Don’t hold your breath!
Pete Hoekstra, (R-MI) is the ranking Republican on the House Permanent Select Committee on Intelligence. He’s got some great ideas:
Congress Knew About the Interrogations
Obama should release the memo on the attacks prevented
By Peter Hoekstra
Wall Street Journal
APRIL 22, 2009Director of National Intelligence Dennis Blair got it right last week when he noted how easy it is to condemn the enhanced interrogation program “on a bright sunny day in April 2009.” Reactions to this former CIA program, which was used against senior al Qaeda suspects in 2002 and 2003, are demonstrating how little President Barack Obama and some Democratic members of Congress understand the dire threats to our nation.

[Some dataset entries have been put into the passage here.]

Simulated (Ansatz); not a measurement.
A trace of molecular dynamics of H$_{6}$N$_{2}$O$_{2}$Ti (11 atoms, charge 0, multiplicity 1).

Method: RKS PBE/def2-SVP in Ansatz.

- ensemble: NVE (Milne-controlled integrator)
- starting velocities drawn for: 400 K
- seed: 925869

George Tenet, who served as CIA director under Presidents George W. Bush and Bill Clinton, believes the enhanced interrogations program saved lives. He told CBS’s “60 Minutes” in April 2007: “I know this program alone is worth more than the FBI, the Central Intelligence Agency and the National Security Agency put together have been able to tell us.”
Last week, Mr. Blair made a similar statement in an internal memo to his staff when he wrote that “[h]igh value information came from interrogations in which those methods were used and provided a deeper understanding of the al Qa’ida organization that was attacking this country.”
…
It was not necessary to release details of the enhanced interrogation techniques, because members of Congress from both parties have been fully aware of them since the program began in 2002. We believed it was something that had to be done in the aftermath of the 9/11 terrorist attacks to keep our nation safe. After many long and contentious debates, Congress repeatedly approved and funded this program on a bipartisan basis in both Republican and Democratic Congresses.
…
Members of Congress calling for an investigation of the enhanced interrogation program should remember that such an investigation can’t be a selective review of information, or solely focus on the lawyers who wrote the memos, or the low-level employees who carried out this program. I have asked Mr. Blair to provide me with a list of the dates, locations and names of all members of Congress who attended briefings on enhanced interrogation techniques.
Any investigation must include this information as part of a review of those in Congress and the Bush administration who reviewed and supported this program. To get a complete picture of the enhanced interrogation program, a fair investigation will also require that the Obama administration release the memos requested by former Vice President Dick Cheney on the successes of this program.
An honest and thorough review of the enhanced interrogation program must also assess the likely damage done to U.S. national security by Mr. Obama’s decision to release the memos over the objections of Mr. Panetta and four of his predecessors. Such a review should assess what this decision communicated to our enemies, and also whether it will discourage intelligence professionals from offering their frank opinions in sensitive counterterrorist cases for fear that they will be prosecuted by a future administration.
Perhaps we need an investigation not of the enhanced interrogation program, but of what the Obama administration may be doing to endanger the security our nation has enjoyed because of interrogations and other antiterrorism measures implemented since Sept. 12, 2001.
Just as it was with Dem support for the toppling of Saddam Hussein they seem to suffer similar amnesia regarding their support for enhanced interrogation methods. A full investigation would embarrass them tremendously. So, expect the usual one way fingerpointing by Dems to continue!